The Microfinance Trap?

Is microfinance the saviour of the poor that some see it as? In Southeast Asia, the jury is still out.

Much has been made in recent years of the potential of microloans and the positive impact they can have on the economies of Southeast Asia. For example, The Diplomat ran a story a few months back on Indonesia, a country suffering from staggering levels of unemployment among its young people, a group that often has difficulty in obtaining the necessary capital to build and expand small businesses.

Certainly, there are plenty of positives associated with microfinance, despite the growing shadow over the industry over the past year. Microfinance promotes social mobility and gives even the poorest of individuals a small chance to break out of the cycle of poverty. In addition, the payback rate of the loans is remarkably high.

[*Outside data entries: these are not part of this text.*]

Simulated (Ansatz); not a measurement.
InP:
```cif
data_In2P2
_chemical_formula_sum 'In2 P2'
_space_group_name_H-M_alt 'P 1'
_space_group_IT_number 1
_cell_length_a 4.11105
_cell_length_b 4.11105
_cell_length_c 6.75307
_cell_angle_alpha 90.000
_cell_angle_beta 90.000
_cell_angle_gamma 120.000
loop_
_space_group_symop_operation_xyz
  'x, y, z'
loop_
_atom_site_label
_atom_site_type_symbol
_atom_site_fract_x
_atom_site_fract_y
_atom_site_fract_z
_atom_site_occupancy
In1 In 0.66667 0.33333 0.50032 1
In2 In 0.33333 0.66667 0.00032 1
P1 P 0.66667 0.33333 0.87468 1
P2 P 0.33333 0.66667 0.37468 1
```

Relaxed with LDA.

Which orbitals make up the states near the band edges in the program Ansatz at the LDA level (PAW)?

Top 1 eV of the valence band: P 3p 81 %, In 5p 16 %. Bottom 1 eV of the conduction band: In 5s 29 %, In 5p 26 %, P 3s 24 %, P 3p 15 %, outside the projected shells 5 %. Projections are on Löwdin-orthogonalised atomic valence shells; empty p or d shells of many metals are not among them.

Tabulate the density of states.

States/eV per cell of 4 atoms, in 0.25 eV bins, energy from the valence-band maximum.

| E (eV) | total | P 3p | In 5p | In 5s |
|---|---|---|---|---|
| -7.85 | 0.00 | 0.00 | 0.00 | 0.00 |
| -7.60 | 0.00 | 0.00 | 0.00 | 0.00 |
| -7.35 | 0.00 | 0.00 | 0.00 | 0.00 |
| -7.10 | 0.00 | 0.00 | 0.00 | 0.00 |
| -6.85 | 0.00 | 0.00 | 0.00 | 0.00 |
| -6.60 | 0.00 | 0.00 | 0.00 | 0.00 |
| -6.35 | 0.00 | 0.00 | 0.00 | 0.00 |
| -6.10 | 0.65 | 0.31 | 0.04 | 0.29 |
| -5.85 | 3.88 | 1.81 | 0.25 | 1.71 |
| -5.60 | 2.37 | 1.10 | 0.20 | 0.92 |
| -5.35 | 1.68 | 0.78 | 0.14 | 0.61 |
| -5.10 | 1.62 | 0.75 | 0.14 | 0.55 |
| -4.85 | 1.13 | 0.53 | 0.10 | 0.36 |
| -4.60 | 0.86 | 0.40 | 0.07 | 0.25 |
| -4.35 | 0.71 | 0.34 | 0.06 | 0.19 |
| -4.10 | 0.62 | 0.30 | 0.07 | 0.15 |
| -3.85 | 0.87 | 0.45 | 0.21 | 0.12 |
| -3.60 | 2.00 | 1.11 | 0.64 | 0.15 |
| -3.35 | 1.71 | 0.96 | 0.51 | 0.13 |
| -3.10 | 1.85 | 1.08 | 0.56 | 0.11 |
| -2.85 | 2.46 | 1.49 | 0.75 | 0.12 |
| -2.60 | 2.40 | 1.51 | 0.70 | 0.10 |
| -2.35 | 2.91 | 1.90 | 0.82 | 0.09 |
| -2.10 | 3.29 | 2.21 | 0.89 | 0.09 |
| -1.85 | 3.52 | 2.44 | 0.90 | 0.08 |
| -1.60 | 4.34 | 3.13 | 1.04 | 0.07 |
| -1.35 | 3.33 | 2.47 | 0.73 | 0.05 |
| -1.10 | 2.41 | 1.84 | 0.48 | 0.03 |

Still, it would be naive to believe that the reason for the boom in the industry is based solely on altruistic objectives – lending institutions have cashed in on microloans. The primary reason for the high payback rates is because private lenders usually step in to prevent the borrower from defaulting with microfinance institutions directly. This is an under-reported phenomenon, but was the subject of an article on microfinance in Cambodia in the Asia Sentinel. The article noted:

‘Private lenders often allow borrowers to pay back the formal lenders, who in return agree to provide their clients with more credit. A lack of available credit history has also produced cases where clients have taken loans from more than one microfinance institution at the same time.

‘It is hard to know if this scenario is representative of the broader microcredit sector. Only licensed microfinance institutions are obliged to report on loan defaults, while smaller, registered institutions do not.  According to figures from the Cambodia Microfinance Association, non-performing loans among licensed institutions were calculated to be just 0.99 percent in the first three months of the year.’

The article goes on to detail the consequences for individuals who are forced to take out additional loans from private lenders to repay the original microfinance loan:

‘The scenario being played out…in Trapaing Krasaing commune – a tight-knit community where strife in the quest to earn a living is shared – is at times dismal. Both poverty and crippling debt levels loom over the heads of many here. By day, credit officers from some of Cambodia's 27 licensed microfinance institutions travel round on motorbikes looking for new clients and collecting outstanding debts.’

This leaves microfinance borrowers, already some of the poorest people in the world, in a debt trap that they will most likely never succeed in escaping. Moreover, a revealing article in the Harvard Business Review from 2007 said that ‘90 percent of microloans are used to finance current consumption rather than to fuel enterprise.’ This underscores the dire prospects of many poor individuals in the global south who perceive a quick influx of cash as a way of satisfying their hunger or quenching their thirst for the week, rather than investing in a long-term solution. In many remote regions of the developing world, the major question is not ‘what will I eat today?’ but, rather, ‘will I eat today?’

The spike in suicides amongst borrowers further underscores the perilous situation created by the debt trap. Moreover, the successes that microloans are generally credited with are exceedingly small in nature and not meant to satisfy macro-economic objectives.  The type of large scale achievements by developing states such as Brazil or South Korea were accomplished by significant state spending on social projects and infrastructure, not a collection of farmers or basket weavers turning handsome profits. At the risk of merely piling on top of a growing list of critics, I’d still say more scrutiny is needed of the microfinance sector before any claims of success can be extrapolated from a few compelling stories.

At the very least, the microfinance sector could use some regulation. In order for poor borrowers to maximize the benefits that microloans can provide, it might be useful for an independent body or perhaps a non-governmental organization to provide supervision and guidance. Perhaps then, more tangible benefits can be realized from microlending.